Revenue rose 2.5 percent to $7.57 billion, short of analysts’ estimates of $7.71 billion. Weaker currencies also contributed to sales dropping 1.9 percent in the Asia Pacific region and 3.7 percent in Latin America and Canada, the St. Paul, Minnesota-based company said in a statement.
“You saw Latin America really slow for them,” said Shannon O’Callaghan, a New York-based analyst with Nomura Holdings Inc., in an interview today. “The industrial business remains strong and the U.S. and Europe pieces are fine.”
3M is a barometer for the global economy with sales of consumer, health-care, industrial, electronics and safety products in all regions of the world. The company’s also considered a manufacturing bellwether because the industrial tapes, films and abrasives require short order times, providing early signals in demand shifts.
Revenue rose 5.3 percent in the U.S. and 7.2 percent in Europe. 3M’s organic sales, which exclude acquisitions and currency translation, rose 3.4 percent, below O’Callaghan’s estimate of 5.2 percent.
Chief Executive Officer Inge Thulin said he maintains the company’s organic sales growth target of 3 percent to 6 percent for this year.
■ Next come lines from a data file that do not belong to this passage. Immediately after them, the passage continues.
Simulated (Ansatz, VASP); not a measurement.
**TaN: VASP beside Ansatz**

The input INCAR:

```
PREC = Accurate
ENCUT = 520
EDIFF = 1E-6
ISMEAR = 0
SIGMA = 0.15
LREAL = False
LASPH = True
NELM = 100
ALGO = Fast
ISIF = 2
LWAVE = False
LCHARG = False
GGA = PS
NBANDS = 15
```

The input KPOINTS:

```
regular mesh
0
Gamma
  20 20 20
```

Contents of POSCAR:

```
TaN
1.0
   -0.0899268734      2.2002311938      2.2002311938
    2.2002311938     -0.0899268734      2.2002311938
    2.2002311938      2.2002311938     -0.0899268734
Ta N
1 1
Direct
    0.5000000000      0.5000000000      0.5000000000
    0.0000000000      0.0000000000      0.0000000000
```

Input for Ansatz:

“We have great confidence and good momentum as we enter 2014,” Thulin said on a conference call with analysts. “We have had a very good pick up in industrial as of lately and health care is continuing to grow well for us.”
The shares fell 2.7 percent to $127.15 at 10:47 a.m. in New York. They have fallen 7.1 percent this year through yesterday compared with a 4 percent drop in the Standard & Poor’s 500 Index. Last year, 3M gained 51 percent.
Net income in the fourth quarter rose 11 percent to $1.1 billion, or $1.62 a share, up from $991 million, or $1.41, a year earlier, 3M said. The per-share earnings matched the average of 14 estimates compiled by Bloomberg.
3M’s electronics and energy business had sales of $1.33 billion, a 1 percent decline from a year earlier. Consumer sales also dropped 1 percent to $1.1 billion. Sales rose at the Safety and Graphics unit, with a 2.5 percent gain to $1.34 billion.
Industrial sales rose 6.1 percent to $2.57 billion and health care climbed 2.4 percent to $1.36 billion.
In the almost two years since Thulin took over as chief executive officer, he has reorganized the company into five reporting units from six, shed assets to focus growth on businesses with more potential and set a goal of increasing research and development spending to 6 percent of sales from 5.5 percent.
“He’s laid out a pretty compelling playbook and now it just has to run its course,” O’Callaghan said.